Other recipes to try
- Coffee Toffee Baked Donuts
- Banana Nut Muffins
- Fruit and Cream Cheese Puff Pastry Danish
- Chocolate Espresso Babka
Pin for Later
Cranberry Orange Rolls
- Stand mixer with dough hook and paddle attachment
- Digital thermometer
- Rolling Pin
- Immersion blender, blender, or food processor
- 13×9 inch pan or two smaller pans
- Dental floss or serrated knife
- 1 cup whole milk at 110℉ 8oz
- ½ cup granulated sugar 100g
- 1 tablespoon active dry yeast 10g
- 2 large eggs room temperature, whisked
- ½ cup unsalted butter melted
- 1 tsp vanilla paste or extract
- 4 ½-5 cups all-purpose flour 540-600g
- 1 teaspoon kosher salt
- 1 tablespoon orange zest
- 12 oz fresh cranberries
- 1 medium orange juiced
- ½ cup light brown sugar 100g
- 1 teaspoon ground cinnamon
- ¼ cup water 2oz
Orange Cream Cheese Frosting
- 8 oz cream cheese room temperature
- ¼ cup unsalted butter room temperature (57g)

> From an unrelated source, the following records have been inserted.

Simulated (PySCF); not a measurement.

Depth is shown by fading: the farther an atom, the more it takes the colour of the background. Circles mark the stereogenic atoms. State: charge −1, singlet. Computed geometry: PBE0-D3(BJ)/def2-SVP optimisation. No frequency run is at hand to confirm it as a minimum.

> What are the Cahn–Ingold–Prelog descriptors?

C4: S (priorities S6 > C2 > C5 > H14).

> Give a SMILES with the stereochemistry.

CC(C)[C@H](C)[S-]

- 2 ½ cups powdered sugar 300g
- 2 tablespoons orange zest
- 1-2 tablespoons freshly squeezed orange juice
Making the dough
- Heat the milk until it reaches 110℉ on a digital thermometer. Add the milk, 1 tablespoon of the granulated sugar and the yeast to the bowl of the stand mixer and gently mix. Allow to sit for 5 minutes until the yeast becomes foamy on the surface of the milk.
- Add the eggs, butter, remaining sugar, vanilla, and orange zest and mix with the dough hook until combined.
- Add 4 1/2 cups (540g) flour and salt, and mix over medium speed until a ball forms. It will be mostly smooth, but still a bit tacky. If it is too wet, add an additional tablespoon of flour at a time. The dough should be pulled off the sides, but may still slightly stick to the bottom.
- Turn the dough out onto a floured surface and knead for about five minutes until it’s smooth and springs back when you touch it. If it starts sticking to your surface, dust the counter with a bit more flour. You may need to use up to 1/2 cup more flour.
- Grease a large bowl with olive oil, place the dough inside, and cover with plastic wrap. Let it rise in a warm place for about an hour or until doubled in size.
- While the dough is rising, make the cranberry filling. Add the cranberries, orange juice, brown sugar and cinnamon to a medium saucepan over medium heat.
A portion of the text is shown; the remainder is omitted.